Monday, November 2

still working some things out in my head, feeling betrayed... I have a tendency to blame myself for things that are not entirely my fault or in some cases not my fault at all. I think in certain situations you should be able to 100% expect loyalty and consideration from people and when you find out that you don`t have that, it can be a terribly hurtful blow.

I`ve gone through being angry and sad and I`m not sure what to do with all this. Let`s just say someone thinks they have the upper hand and are no doubt going to do whatever they can to cause trouble. They think the situation is funny and I`m not sure how that makes them a very good friend to the other person involved but what do I know, maybe that`s how you really show that you want someone to be happy. I just really hope the other person puts a stop to it.
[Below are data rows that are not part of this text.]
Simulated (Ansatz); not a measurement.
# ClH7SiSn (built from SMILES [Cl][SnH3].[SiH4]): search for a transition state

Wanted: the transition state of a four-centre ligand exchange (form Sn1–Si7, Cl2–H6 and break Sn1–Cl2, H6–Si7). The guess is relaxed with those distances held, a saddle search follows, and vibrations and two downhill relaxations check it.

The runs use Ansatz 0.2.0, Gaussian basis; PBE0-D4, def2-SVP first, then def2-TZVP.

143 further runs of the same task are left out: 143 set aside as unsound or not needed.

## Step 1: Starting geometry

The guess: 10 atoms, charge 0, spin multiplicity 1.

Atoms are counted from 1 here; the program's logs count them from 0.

To put it plainly, my boyfriend's ex-girlfriend is a meddling bitch and extremely uncool. Sometimes she calls him and leaves 2-4 minute long phone messages 2-4 times per day, and feels perfectly free to badmouth me, someone she has never laid eyes on...can we say unstable? Fuck, you'd think we were 15 years old, and why doesn't this grown woman have her own man and life and stay out of mine anyway? They broke up oh... it must be around 2 years ago. I think it's fucking WEIRD at this age and stage of life. Then again, based on what she has said it would appear that she made up a boyfriend last year to try to taunt him with... again, unstable much? Thank god she doesn't live nearby although I know she keeps trying to plan visits so I anticipate that will be my next big issue someday soon...unless she manages to convince him to lie to me to see her.

I don't get it. Yes, I know it's my boyfriend's job to put a stop to it blah blah blah... but still, any specific reason why women are such cunts?